The announcement comes after lawmakers adjourned its legislative session rather than taking on the governor’s proposed gun measures in light of a school shooting that killed six.
After the Covenant school shooting in March, the governor asked legislators to look into red flag laws in addition to enhanced background checks. But the Republican-led legislature opted to end its session instead.
Mere hours after the adjournment, Lee announced he would call legislators back for a special session to tackle guns.
“There is broad agreement that action is needed, and in the weeks ahead, we’ll continue to listen to Tennesseans and pursue thoughtful, practical measures that strengthen the safety of Tennesseans, preserve Second Amendment rights, prioritize due process protections, support law enforcement and address mental health,” Lee said in a statement.
Lee also suggested Tennessee residents leave feedback regarding gun policies ahead of the special session.
The Governor’s office said he will meet with Tennesseans, lawmakers, and stakeholders throughout the summer to talk “practical solutions ahead of the special session.”
TX Bill to Raise Purchase Age for Semi-Auto Rifles Fails
The Texas bill looking to raise the purchasing age limit for semi-automatic rifles from 18 to 21 has seemingly failed just days after it passed through committee.
In a surprise move, House Bill 2744 passed committee on Monday but was left off the Texas House agenda Tuesday – effectively killing it before the House’s deadline.

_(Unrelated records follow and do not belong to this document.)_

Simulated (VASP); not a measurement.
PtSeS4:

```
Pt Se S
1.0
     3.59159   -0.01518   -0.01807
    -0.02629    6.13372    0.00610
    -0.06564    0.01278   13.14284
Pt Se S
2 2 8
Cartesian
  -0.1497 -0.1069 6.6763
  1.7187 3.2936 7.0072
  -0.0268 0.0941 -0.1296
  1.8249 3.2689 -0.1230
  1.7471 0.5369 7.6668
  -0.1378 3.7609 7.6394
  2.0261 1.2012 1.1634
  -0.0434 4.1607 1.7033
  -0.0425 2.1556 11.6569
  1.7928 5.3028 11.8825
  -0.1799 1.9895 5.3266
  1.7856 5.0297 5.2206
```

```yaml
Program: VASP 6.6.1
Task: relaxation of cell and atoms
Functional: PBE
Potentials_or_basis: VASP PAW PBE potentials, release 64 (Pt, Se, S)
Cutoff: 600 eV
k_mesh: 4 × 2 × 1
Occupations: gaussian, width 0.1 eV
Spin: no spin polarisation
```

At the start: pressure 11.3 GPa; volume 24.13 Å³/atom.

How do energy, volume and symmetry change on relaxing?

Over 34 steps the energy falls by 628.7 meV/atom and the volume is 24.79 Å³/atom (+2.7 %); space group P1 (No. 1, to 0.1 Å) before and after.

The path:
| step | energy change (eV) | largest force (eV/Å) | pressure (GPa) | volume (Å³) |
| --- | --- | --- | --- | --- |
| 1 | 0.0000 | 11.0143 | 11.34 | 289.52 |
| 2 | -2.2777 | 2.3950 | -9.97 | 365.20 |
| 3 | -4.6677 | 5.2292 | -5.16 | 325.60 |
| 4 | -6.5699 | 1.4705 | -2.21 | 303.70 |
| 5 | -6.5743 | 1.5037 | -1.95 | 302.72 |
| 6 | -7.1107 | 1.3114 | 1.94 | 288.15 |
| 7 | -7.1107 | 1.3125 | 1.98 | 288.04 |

The bill was backed by families of the Robb Elementary School shooting in Uvalde, Texas, that left 21 people dead, including 19 children. It faced an uphill battle but seemed to gain momentum after a shooting in an Allen shopping mall over the weekend.
On Monday, the bill advanced with an 8-5 vote, with two Republicans crossing lines to support it. But the late decision didn’t leave enough time for the measure to make it onto the agenda.
“I’m sickened that HB 2744 will not be brought to a full House vote,” Rep. Jarvis Johnson(D-Houston) told a local station.
“For once, the legislature seemed to listen to its constituents & do the right thing after getting this bill out of committee.”
Barring any special measures, the bill has effectively met its end.